- The IFJ has condemned a Ugandan military officers’ attack on a Reuters journalist covering protests in Kampala
- Akena was detained at the Kampala Central Police Station shortly after the attacks and has been released earlier this morning. However, the police confiscated all his equipment
- Earlier, two journalists who were covering the Arua Municipality by-elections in North Western Uganda, were arrested by the Special Forces and detained at Gulu Police station in Northern Uganda
By Felix & IFJ
Kampala/Brussels – Ugandan army has said they would arrest and punish the soldiers who clobbered experienced Photographer with Reuters, Mr James Akena.
He was covering the demonstrations against the jailed MPs in Uganda. The Army Spokesman, Brig Richard Karemire said in a statement that: “UPDF wishes to express its displeasure over such behaviour by those individuals and as a result, the Chief of Defence Forces has ordered for their (soldiers) arrest and punishment.”
On August 20, James Akena, a Reuters’ journalist, who was covering the Free Bobi Wine protest, was attacked and detained. Three armed officers from UPDF Special Forces Command (SFC) violently attacked Akena while he was working. View a clip of NTV Uganda has shown.
The journalist, who has built his 20-year-long career on documenting the victims of conflict in northern Uganda, was on duty covering the Free Bobi Wine protest in Kampala, where intense physical confrontations took place between the Ugandan military and protestors.
The detention of Akena was strongly condemned by Foreign Correspondents’ Association of Uganda (FCAU), who called for the immediate release of their colleague.
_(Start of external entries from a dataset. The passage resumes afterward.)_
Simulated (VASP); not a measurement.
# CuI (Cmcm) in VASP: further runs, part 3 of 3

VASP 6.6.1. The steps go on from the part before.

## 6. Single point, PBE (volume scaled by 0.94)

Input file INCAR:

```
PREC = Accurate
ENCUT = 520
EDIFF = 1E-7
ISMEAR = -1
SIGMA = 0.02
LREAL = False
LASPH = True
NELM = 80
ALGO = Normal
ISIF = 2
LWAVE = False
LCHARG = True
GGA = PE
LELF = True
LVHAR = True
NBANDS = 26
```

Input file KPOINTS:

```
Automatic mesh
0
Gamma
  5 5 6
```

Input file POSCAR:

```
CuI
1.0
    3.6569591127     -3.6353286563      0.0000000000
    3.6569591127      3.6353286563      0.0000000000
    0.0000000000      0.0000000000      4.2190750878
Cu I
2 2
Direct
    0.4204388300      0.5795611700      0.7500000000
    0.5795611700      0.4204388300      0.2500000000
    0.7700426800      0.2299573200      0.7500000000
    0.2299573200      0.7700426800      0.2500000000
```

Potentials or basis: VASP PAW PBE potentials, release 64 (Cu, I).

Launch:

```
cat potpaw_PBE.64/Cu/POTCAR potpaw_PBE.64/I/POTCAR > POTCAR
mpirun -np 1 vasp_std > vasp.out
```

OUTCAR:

The IFJ is deeply concerned by the increasing violence against journalists in Uganda. There have been reports of the Ugandan police targeting journalists with physical attacks and arrest. The IFJ urges the Ugandan military to respect press freedom and human rights, to stop the attacks and detentions of journalists and to take action against the soldiers responsible for this brutal attack.